David Kilgore appeals his sentence to the low term of 16 months in state prison after pleading nolo contendere to possession of a controlled substance (Health & Saf.Code, § 11350). We affirm.
I. PROCEDURAL BACKGROUND
Appellant was originally charged with a second count of possession of paraphernalia for smoking and injecting a controlled substance. He first agreed to plead nolo contendere to possession of a controlled substance, in return for dismissal of the second count and a grant of probation conditioned on service of no more than a year in county jail. This plea was accepted at the plea hearing, but appellant requested permission to withdraw it when he learned that the court did not intend to release him on his own recognizance before sentencing. At that point the prosecutor requested a bench conference, where a new bargain was evidently struck. After conferring with his attorney, appellant reinstated his nolo contendere plea with the additional understandings that he would be released on “supervised O.R.,” but would be subject to the maximum sentence for his offense if he failed to cooperate with the probation department or failed to appear for sentencing.1 Appellant said he understood the new bargain, and initialed a change in his plea form setting forth the new terms.2
Appellant was sentenced to state prison after he failed to cooperate with the probation department.3 At the sentencing hearing, the court denied appellant's motion to withdraw his plea. The court also denied appellant's request for a hearing on his claim that he had attempted to cooperate with the probation department.
II. DISCUSSION
Appellant contends that the court erred in refusing to allow him to withdraw his plea because the court did not “adhere to the original bargain” when it imposed sentence. A defendant has the statutory right to withdraw his plea if the court withdraws its approval of the plea bargain upon pronouncement of judgment. (Pen.Code, § 1192.5.) We are not persuaded that the court breached the bargain in appellant's case. His bargain was that he could receive up to three years in state prison if he failed to cooperate with the probation department. When he failed to cooperate he was sentenced to a term of 16 months. Since the sentence was within the terms of the bargain, there is no merit to appellant's contention that he received a “punishment more severe than specified in the plea.”
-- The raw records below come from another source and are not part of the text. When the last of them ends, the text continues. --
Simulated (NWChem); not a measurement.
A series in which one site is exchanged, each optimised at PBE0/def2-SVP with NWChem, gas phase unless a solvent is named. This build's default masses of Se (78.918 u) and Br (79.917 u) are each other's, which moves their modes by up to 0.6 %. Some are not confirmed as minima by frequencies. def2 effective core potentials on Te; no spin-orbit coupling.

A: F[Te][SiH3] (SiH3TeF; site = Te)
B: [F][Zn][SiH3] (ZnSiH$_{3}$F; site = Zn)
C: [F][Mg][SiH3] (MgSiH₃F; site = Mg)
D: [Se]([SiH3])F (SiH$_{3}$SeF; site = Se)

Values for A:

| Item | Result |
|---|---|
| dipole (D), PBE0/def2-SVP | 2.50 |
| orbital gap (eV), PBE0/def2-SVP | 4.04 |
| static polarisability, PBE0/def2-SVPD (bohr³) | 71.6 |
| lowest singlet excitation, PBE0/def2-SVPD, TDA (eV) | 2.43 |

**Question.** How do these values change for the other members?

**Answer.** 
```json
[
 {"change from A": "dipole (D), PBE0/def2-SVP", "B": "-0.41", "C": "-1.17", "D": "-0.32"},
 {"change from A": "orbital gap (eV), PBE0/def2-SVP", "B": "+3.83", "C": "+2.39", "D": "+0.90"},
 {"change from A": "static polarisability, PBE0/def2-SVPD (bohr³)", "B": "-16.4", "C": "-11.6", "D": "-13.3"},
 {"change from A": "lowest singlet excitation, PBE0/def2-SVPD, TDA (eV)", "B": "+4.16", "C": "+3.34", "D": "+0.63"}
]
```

Appellant's authorities do not dictate a contrary conclusion. He cites two cases where the court imposed a penalty for nonappearance at sentencing as a condition to a negotiated plea. The plea bargain in People v. Barrero (1985) 163 Cal.App.3d 1080, was that the defendant would receive the lower term for a felony offense. In the course of accepting Barrero's plea, the court advised him that a stiffer sentence might result if he failed to appear for sentencing, stating “If you don't come back ․ my part of the deal is off, but you can't back out of your plea.” (Id., at p. 1085.) The bargain in People v. Morris (1979) 97 Cal.App.3d 358, was that the defendant would not be sentenced to state prison. After accepting the plea, the court announced its intention to summarily impose a state prison sentence with execution stayed for the sole purpose of assuring Morris' appearance for formal sentencing. Neither of these defendants was advised of the right to withdraw his plea if the court withdrew its approval of the bargained-for sentence. In these circumstances, the court-imposed condition could not be enforced because a waiver of the right to withdraw the plea could not be considered to have been part of the bargain. (See People v. Cruz (1988) 44 Cal.3d 1247, 1251-1252 (describing Barrero and Morris ].)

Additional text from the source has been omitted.